BlackRock’s iShares unit, the world’s largest issuer of exchange traded funds, said it will split the popular iShares Core S&P Small-Cap ETF (NYSEArca: IJR).
“The Board has approved a 2-for-1 split for this fund for shareholders of record as of the close of business on January 13, 2017, payable after the close of trading on January 18, 2017. The 2-for-1 split will lower the share price and increase the number of outstanding shares. The total value of shares outstanding is not affected by the split,” according to an iShares statement.
Up 27% year-to-date, IJR closed just over $138 on Friday. IJR has $26.3 billion in assets under management, making it one of the largest small-cap ETFs on the market. Earlier this year, iShares lowered the annual fee on IJR to 0.07%, or $7 on a $10,000 stake, making it one of the least expensive ETFs tracking smaller stocks.
Small-caps can benefit even as interest rates rise.
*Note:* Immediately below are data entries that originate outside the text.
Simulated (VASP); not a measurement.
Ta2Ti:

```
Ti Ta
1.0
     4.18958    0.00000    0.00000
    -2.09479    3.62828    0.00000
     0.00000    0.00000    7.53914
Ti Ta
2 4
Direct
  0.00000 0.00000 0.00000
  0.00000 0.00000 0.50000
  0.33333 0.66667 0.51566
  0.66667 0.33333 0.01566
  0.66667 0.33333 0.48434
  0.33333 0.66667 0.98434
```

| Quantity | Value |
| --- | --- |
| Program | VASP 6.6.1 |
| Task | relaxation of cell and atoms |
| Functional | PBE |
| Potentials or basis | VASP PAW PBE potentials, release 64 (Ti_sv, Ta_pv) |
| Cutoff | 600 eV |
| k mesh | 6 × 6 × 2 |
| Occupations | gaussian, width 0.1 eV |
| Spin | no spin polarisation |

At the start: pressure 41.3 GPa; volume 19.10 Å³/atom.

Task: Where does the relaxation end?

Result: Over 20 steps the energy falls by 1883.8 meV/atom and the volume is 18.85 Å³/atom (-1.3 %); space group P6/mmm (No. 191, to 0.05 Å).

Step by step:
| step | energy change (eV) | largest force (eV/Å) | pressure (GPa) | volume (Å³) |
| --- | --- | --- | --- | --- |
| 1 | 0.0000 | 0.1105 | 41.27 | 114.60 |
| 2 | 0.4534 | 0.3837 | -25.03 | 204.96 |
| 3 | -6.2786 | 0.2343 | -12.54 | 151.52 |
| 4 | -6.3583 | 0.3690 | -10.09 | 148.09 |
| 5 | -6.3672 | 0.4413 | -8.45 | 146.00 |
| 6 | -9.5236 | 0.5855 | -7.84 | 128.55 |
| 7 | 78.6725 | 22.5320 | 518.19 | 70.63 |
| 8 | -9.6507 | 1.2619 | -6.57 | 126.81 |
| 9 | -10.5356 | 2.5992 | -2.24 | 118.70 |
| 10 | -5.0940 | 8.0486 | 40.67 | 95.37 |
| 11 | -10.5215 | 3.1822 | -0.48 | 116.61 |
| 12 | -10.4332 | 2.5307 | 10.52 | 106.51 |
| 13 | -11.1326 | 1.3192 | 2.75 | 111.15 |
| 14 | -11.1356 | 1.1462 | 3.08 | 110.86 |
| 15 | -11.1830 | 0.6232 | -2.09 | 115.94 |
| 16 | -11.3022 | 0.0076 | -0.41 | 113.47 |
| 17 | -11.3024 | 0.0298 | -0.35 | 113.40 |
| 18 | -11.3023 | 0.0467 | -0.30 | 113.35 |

Smaller stocks can still navigate through a slowly rising rate environment. Smaller companies, which focus on U.S. markets, are less exposed to a stronger U.S. dollar as rates rise, which would more negatively affect larger corporations with a global footprint. Additionally, periods of rising rates also coincide with expanding economies, which often benefit smaller companies.
IJR is up 13.3% over the past 90 days.